Should Podcasts Only Be Free? Or Is Luminary Just a Bad Product?
And users appear to be okay with data collection
|Jacob Cohen Donnelly||Apr 28|| 4|
Is the only model for podcasts free? Or, is there a model out there that makes sense for people to actually pay for an audio relationship?
That’s the central question that the founders of Luminary thought they had the answer to when they launched. Fresh off a $100 million fundraising, the founders went off to build the Netflix of podcasts, believing that there was a market for paid, ad-free podcasts.
It doesn’t appear to be working all that well. According to a Bloomberg story:
A year later, Luminary is still struggling to live up to those grand ambitions. Over the last 90 days, the company hasn’t cracked the Top 500 entertainment apps in the U.S. in average daily iPhone downloads, according to the mobile insights and analytics firm App Annie. A few notable creators, including former Obama adviser David Axelrod, have recently left the service. And several podcasters who have worked with Luminary said that few people seem to be listening to their shows, despite being given big budgets and creative freedom.
Bloomberg says that the app has only been downloaded 200,000 times in the U.S., referencing analytics provider App Annie, but Luminary says just shy of 800,000. With talent leaving, it’s clear that whatever the numbers actually are, people are simply not interested in the content that is being produced enough to actually pay the monthly rate.
My issue with Luminary is has attempted to solve a problem that doesn’t exist. Over the past few years, we’ve seen few companies launch with a thesis that relying on advertising is bad. The subscription was the future, they said. The Athletic, Substack and, of course, Luminary have all taken this stance.
In some respects, they are right, but it needs to be more nuanced than that. Hyper-targeted, 3rd-party cookie-reliant advertising might be going the way of the dodo, but that doesn’t mean all advertising is going away.
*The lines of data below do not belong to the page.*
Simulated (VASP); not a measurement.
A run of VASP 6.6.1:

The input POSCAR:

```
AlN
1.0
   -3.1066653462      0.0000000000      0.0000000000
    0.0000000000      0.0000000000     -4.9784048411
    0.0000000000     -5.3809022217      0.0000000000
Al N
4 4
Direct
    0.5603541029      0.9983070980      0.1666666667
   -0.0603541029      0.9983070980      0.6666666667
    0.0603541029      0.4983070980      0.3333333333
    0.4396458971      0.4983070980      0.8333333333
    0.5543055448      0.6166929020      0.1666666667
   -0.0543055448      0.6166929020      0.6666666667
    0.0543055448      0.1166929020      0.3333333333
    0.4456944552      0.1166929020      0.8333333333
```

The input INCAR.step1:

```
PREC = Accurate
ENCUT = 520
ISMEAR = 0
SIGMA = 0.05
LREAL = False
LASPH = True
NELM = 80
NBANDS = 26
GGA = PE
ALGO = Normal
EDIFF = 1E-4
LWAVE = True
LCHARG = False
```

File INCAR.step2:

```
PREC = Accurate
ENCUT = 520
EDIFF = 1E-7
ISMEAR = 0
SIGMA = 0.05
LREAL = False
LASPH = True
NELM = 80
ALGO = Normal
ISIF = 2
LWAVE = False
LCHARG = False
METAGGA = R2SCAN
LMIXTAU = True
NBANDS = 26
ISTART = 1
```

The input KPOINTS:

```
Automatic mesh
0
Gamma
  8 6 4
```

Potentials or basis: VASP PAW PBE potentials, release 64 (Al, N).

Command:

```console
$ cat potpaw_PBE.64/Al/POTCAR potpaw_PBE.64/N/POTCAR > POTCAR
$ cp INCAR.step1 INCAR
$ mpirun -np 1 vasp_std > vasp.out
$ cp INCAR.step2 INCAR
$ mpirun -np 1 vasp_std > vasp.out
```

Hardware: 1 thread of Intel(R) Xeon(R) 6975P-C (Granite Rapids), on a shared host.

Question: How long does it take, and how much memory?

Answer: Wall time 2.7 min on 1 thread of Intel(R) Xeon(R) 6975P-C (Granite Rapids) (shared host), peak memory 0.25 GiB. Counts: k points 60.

For podcasts, advertising actually fits nicely. There’s a natural flow with it and for some podcasts, the ad is actually additive. I’ve enjoyed listening to some podcast ads, whereas I’ve almost never enjoyed a banner ad. Even The Athletic, which is pretty anti-ad, sees podcast ads as normal. In an interview with Bloomberg last year:
“It generally is a part of free podcasts and we’re comfortable with that,” Mather [CEO] said. Athletic readers, he said, can rest assured that this is not the beginning of ad creep on the site. “We may experiment with advertising on free products, but our subscription product is absolutely sacrosanct.”
The other issue, and this is more anecdotal than anything, is that celebrities that have success in one medium (such as TV or video) don’t immediately translate into success with audio. There’s a relationship that builds with podcasts and I get the feeling Luminary didn’t think this existed.
It went out and paid a lot of expensive people a lot of money to launch exclusive shows on the network. The rationale? That person is famous, so they must be able to pull a big audience. However, let’s think about this. Most famous people have not had a direct relationship with their audience; it’s more indirect. They haven’t asked for money before; it’s just been given to them through intermediaries.
That’s why a show hosted by Trevor Noah or David Axelrod won’t take off. Both may be famous—one for having a TV show, one for helping Obama become President—but neither of them has ever built a 1:1 relationship with a listener. That’s a prerequisite to these sorts of products.
And that’s where Luminary failed. It assumed that people were just signing up to binge listen to content the same way people do for Netflix. But in personality-driven media, I don’t think that model works.
All of that said, I do think there is an environment for people to pay for podcasts directly. Let me build a relationship with the listener and then try and convert them to become paid.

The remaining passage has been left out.